The Courier doesn’t rank among the spy film greats and misunderstands its own core, but it’s a diverting enough shadows-and-cigarettes throwback.
The Dad Movie of 2021 arrives with The Courier, Dominic Cooke’s sturdy historical thriller chronicling the two men responsible for halting the Cuban Missile Crisis. A fascinating espionage yarn involving one reluctant spy and a whistle-blower desperately trying to save the world from the brink of mass destruction, it’s rather surprising that this true-life tale has taken so long to make its way to the screen. Benedict Cumberbatch stars as Greville Wynne, a glorified traveling salesman recruited in a joint venture by MI6 and the CIA to routinely fly to Russia under the guise of business to obtain intel from high-ranking Soviet military intelligence colonel-turned-informant Oleg Penkovsky (Merab Ninidze). Over the course of several years, the two men would covertly meet after hours to exchange photos and documents detailing Nikita Khrushchev’s nuclear threat, resulting in the discovery of missiles covertly smuggled into Cuba that, if launched, would result in unimaginable devastation.

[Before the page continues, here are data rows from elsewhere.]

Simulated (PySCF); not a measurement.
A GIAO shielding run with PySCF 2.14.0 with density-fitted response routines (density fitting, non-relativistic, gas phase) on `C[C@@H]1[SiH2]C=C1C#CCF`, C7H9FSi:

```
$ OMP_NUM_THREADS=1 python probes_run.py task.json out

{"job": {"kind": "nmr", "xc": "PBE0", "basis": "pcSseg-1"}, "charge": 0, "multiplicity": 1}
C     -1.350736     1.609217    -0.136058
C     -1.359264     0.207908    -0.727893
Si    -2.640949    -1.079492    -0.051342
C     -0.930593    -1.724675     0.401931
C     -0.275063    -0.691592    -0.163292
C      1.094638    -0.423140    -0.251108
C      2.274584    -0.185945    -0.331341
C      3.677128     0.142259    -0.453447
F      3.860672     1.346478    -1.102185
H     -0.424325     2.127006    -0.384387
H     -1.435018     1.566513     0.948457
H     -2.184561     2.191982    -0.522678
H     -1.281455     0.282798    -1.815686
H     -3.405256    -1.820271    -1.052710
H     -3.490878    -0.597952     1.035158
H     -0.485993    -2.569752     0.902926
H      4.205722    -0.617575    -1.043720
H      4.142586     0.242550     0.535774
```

In film form, this little-known slice of history mines most of its drama from the fact that Wynne is completely out of his depth, an overweight family man knowingly being used as a pawn by both the United Kingdom and the United States. The usual spy tropes are on full display — late-night meetings in dark alleyways and parking garages, suspicious glances from strangers, genteel conversations loaded with vague threats — but take on greater weight when viewed through the prism of an everyman who seems incapable of even throwing a punch. Much is made of the two men’s personal lives, how the necessary secrecy of their deeds put a strain on their familial relationships, highlighting the disparate pair’s similarities and underscoring their unexpected, budding friendship.
On its surface, the first two-thirds of The Courier plays out in a vein similar to Bridge of Spies (another Dad favorite): both are Cold War-era spy flicks that highlight an unlikely bond between two men from different worlds working together in the name of international diplomacy. But where Bridge of Spies had master filmmaker Steven Spielberg at its helm, The Courier has the guy who directed On Chesil Beach. Cooke’s direction here is workmanlike and not much else, although he is given a great assist by DP Sean Bobbitt (12 Years a Slave, Hunger), who excels at capturing the film’s numerous shadowy, clandestine meetings, nodding to espionage sagas of yesteryear with light-diffusing filters and dramatic curls of cigarette smoke. The thrilling score by Abel Korzeniowski (Nocturnal Animals) is similarly accomplished, also harkening to a previous era, its quickening strings nimbly playing on and guiding the emotions of its audience members.
It’s only in the final 30 minutes that the film loses its footing, as the two men are forced to pay for the consequences of their actions. What should be the movie’s most devastating section unfortunately becomes its most tedious, as events have been so neutered in an effort to make them palatable for audience members — or perhaps simply to retain its PG-13 rating — that they lose any raw power they might otherwise have held. The tortures and atrocities these men endured are unimaginable, but screenwriter Tom O’Conner hustles through them like a high school student finishing a history assignment at the last minute. It does a great disservice to the sacrifice the men made, which should have been the film’s core, and lessens its overall impact. Ironically, it’s only during this particular section that the actors are given anything resembling dramatic heft, with Jessie Buckley finally allowed to bring dimension to the thankless role of “concerned housewife,” while Cumberbatch channels the heretofore unseen emotional depths — and demons — of Wynne. The Courier certainly isn’t going to clock as one of the all-timers of espionage cinema, but as a movie you can check out on-demand in three months on Father’s Day, it will likely elicit a grunt of approval from the old man.